In order to compute the balance of his own wallet, (I assume that) a client needs to retrieve:

1- The transaction that he is the receiver.(By scanning the whole block-chain and compare with his own view-key).

2- To reduce from 1, the transactions that he already spent.

According to 2, does he needs to keep the secret rs that he used to compute the stealth address of the the recipients?

What if he lost those secret values? (The only solution that is to see whether the transactions that he spent already spent in other transactions- but unfortunately I'm not sure it still possible to distinguish if that transaction were a decoy or not)


The user can recover the dates and amounts of the transactions they have made, but not the destination wallet addresses of any of those transactions or any encrypted payment id. They would be able to see any old style 256-bit payment id, because those old style transaction ids are not encrypted on the blockchain. The new style 64 bit payment ids (as used in integrated addresses) would be encrypted.
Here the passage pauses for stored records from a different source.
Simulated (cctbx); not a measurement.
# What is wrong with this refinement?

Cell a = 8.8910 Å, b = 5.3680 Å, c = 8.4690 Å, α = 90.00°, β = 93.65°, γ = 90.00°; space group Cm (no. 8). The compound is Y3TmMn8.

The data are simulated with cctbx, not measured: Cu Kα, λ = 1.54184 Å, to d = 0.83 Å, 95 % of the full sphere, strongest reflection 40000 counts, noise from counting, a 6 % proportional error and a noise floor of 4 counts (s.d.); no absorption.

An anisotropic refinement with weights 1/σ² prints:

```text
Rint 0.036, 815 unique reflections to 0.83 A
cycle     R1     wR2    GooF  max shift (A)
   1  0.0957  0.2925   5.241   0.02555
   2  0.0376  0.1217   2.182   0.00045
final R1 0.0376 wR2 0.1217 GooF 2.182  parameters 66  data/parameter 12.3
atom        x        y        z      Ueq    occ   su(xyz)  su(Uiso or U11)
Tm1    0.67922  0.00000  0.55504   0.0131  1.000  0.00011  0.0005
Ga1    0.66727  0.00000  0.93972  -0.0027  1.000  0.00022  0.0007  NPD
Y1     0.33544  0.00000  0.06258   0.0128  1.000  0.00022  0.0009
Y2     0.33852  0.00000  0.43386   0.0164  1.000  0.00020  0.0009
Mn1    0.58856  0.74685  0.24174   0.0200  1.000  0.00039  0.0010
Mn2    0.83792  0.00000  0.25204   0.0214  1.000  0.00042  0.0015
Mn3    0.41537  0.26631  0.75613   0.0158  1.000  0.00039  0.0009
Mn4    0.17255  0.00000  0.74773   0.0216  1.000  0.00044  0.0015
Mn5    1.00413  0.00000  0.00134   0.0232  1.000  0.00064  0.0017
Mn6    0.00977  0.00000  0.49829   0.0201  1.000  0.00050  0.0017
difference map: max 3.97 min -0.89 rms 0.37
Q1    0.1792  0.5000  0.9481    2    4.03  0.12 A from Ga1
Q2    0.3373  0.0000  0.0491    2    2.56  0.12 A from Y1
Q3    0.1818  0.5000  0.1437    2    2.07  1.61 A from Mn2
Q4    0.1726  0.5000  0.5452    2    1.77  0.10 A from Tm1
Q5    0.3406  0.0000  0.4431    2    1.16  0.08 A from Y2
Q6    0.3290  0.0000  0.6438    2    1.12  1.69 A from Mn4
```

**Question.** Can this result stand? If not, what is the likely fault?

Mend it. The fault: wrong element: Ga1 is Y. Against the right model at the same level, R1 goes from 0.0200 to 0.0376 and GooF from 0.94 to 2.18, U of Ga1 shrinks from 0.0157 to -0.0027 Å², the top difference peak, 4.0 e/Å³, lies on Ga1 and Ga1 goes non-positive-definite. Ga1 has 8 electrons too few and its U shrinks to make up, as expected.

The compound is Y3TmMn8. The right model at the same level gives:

The spent outputs can be discovered because the user can use their private spend key to determine the 'key images' of all of their received outputs. Key images are published with every transaction, so they can scan the blockchain to determine which of their outputs have been spent. Therefore they can subtract the amount of that spent output from their wallet balance. They know the amount of that output for the same reason they knew it when they first received it. That reason is that it's communicated to them in the ecdhInfo part of the transaction, and encrypted using the transaction shared secret so that only they can decrypt it using their private view key.

The outgoing transaction payment ids cannot be recovered because they would have been encrypted with the transaction shared secret. As the sender, they would have needed to retain the transaction private key to know the transaction shared secret.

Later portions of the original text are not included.